Eva Reiter — Noch sind wir ein Wort... [Still We Are A Word…]

Today, I engage with subtle, social processes. The fascination with the nature and motivation of our own actions as well as with the multi-layered concept of social interaction has played a significant part in my compositional work for quite some time now. This also applies to my current work Noch sind wir ein Wort…, where detailed consideration of such questions concerning “collective” and “individual” identity have led me to the rather unusual disposition of a duo of soloists in combination with a chorus of ten musicians.

In relation to the contentual setting, the chorus, in its collective role, assumes a decisive function and acts – like the chorus in the Greek theatre – with increasing authority. Time and again, individual soloist voices emerge from the chorus, but in actual fact the speaker’s collective lays claim to the dimensions of singular reality and truth. If one looks at the situation from a Nietzschean perspective, the drama’s action and its protagonists initially can only be perceived as a vision, insofar as the scene with all individual and collective activities on stage is created and constructed by the chorus – as if it were in the framework of this vision. The action can be described as the individual’s path back to the “unity of all that exists”. If one were to transfer this world of ideas on to the sounding reality of this composition, it would become clear that here, too, the very individual language of the solo instruments is made up of elements of the collective sound mass. From the moment they start to resound, they are placed in a somewhat dialectical opposition to the tutti of the chorus of instruments. The format of the solo instrument emerges from the chorus, which nevertheless – as the form and power of the collective – maintains a marked interest in re-integrating everything and in leading the way from individuation back to unity.
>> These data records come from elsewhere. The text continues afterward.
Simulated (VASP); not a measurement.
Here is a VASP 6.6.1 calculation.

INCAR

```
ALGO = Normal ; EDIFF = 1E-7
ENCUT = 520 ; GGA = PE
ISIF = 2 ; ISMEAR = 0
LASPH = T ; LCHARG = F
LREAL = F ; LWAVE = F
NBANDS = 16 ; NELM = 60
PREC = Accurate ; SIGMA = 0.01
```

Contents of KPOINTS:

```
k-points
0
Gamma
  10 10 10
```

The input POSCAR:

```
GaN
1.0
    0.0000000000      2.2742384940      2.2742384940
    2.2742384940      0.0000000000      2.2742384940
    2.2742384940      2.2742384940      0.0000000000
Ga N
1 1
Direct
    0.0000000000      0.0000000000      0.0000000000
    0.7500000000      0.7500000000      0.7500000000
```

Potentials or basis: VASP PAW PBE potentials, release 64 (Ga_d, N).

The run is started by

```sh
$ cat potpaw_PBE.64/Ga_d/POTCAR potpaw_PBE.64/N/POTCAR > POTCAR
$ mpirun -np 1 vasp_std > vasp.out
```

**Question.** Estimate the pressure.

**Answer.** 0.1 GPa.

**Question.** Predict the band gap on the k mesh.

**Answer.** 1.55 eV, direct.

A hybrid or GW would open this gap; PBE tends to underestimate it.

In this process, the transformation from language to sound and, conversely, the development of a new “sound language” in the sense of a phonemic structure, is achieved by a particular way of shaping the sound material which derives from this intensive analysis of instrumental modes of articulation. The musicians who comprise the chorus are equipped with mouthpieces of various lengths which are chromatically tuned to cover three octaves; in addition they employ diverse other implements such as Vuvuzelas, voice changers, etc., in order to express the rhetorical material.

In the beginning there is an attempt at generating the basic phonemic sound components primarily from existing syllables which are taken from various text fragments. However, the situation is reversed later on. Increasingly, the chorus imitates linguistically those parts of the material which have been developed “furthest” according to the specific instruments and in this way finds a new language.

Whether it represents the idea of the Greek chorus or the mundane situation of a collective – or, indeed, the basic constitution of an ensemble of musicians – this piece can be regarded as the result of an experiment testing individually versus collectively motivated action. In this way it reflects the tensions which shape not only subtle social interactions but also our self-conception, the notion and assessment of our own actions.